He Waits for the Muse
DeLoss McGraw (American, born 1945)
People confess to me that they don’t have a will and they keep putting it off, often a look of guilt in their eyes. Why, if we feel guilty, do we wait so long? Sometimes 30 years after having children or even until we our on our deathbeds?
1. We don’t want to think about our deaths.
We all die. Everyone. When we plan for our deaths, we’re facing the reality that our lives will end, which for many is a morbid and scary thought. As I hear these confessions, I try to assure the speaker that what they’ve done or not done is very common and instead of feeling guilty, I’d like to help them just get it done!
2. Estate Planning sounds grand and complicated.

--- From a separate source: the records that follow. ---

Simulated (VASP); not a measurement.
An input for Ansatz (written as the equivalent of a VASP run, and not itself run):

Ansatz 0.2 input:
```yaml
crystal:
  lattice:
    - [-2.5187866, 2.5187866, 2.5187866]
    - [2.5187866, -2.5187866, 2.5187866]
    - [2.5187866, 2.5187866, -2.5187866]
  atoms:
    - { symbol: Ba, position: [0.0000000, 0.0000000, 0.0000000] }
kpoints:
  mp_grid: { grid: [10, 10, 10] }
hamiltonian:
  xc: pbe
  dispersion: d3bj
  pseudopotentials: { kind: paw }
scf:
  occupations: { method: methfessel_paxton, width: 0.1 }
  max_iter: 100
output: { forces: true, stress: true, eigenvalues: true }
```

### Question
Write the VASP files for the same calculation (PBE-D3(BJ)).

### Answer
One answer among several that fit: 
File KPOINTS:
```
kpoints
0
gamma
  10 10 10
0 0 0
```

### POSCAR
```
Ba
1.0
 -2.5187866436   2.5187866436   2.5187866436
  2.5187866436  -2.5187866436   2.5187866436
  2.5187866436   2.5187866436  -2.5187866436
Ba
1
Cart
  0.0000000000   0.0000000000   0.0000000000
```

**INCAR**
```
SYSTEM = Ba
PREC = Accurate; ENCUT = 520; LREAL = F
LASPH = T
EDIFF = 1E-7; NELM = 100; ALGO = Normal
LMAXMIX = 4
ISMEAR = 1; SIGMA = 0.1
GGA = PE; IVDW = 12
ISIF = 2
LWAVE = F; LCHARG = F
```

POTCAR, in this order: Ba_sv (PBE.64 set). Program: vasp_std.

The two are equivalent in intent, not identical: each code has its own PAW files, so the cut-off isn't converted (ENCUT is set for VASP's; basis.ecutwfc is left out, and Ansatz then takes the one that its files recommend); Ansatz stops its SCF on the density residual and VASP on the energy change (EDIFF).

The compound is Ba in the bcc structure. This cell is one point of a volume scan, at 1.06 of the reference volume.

True, for some people, we have a more complex family or financial situation that requires more time and therefore more money. I measure the work I do and the cost of services in terms of the time spent, which allows me to charge less for simpler estates and accurately charge for greater complexity. But estate planning is simply creating a plan and written documents to make that plan binding under the law. You decide what happens with your money or property, but we also think through how your gifts to the next generation will affect them.
We consider things like:
- Age of the beneficiary. Is this person a child who will need a trusted adult to manage the property until the child reaches a responsible age.
- Behavioral concerns. Does the beneficiary have any addictions that will be made worse by a financial gift?
- Special Needs. Does the beneficiary have any special needs to consider like qualifications for governmental assistance that a financial gift might jeopardize?
- Taxes. Is the total of your assets–real estate, cash, investments, retirement, insurance, etc.–enough to trigger federal estate taxes?
3. This will take forever.
We offer emergency services where, as long as the client has the capacity to write and sign a will (determined by Texas law), we can meet, write up documents, and sign them sometimes within hours. Emergency work is emotionally draining on everyone involved because my client is often facing imminent death.
Non-emergency services take only a few weeks. Some clients are done within a month, some take several months to finish. I ask how often you want me to check in with you so that we work at your pace without letting you procrastinate.
We start with an hour in a consultation talking through what you want done and how best to do it. Next I write up your documents based on that conversation, which takes about 7-10 business days. Once you are comfortable with what the documents say, we meet a second time for approximately 45 minutes to sign them. Some clients want an appointment between the consultation and the will signing to review the draft documents, but most prefer to email questions or edits.
This is not a mystical or mysterious process; you are preparing a gift for your family of incredible importance. My job is to remove the fear factor so that you walk out with your documents in hand feeling relieved, satisfied, and empowered.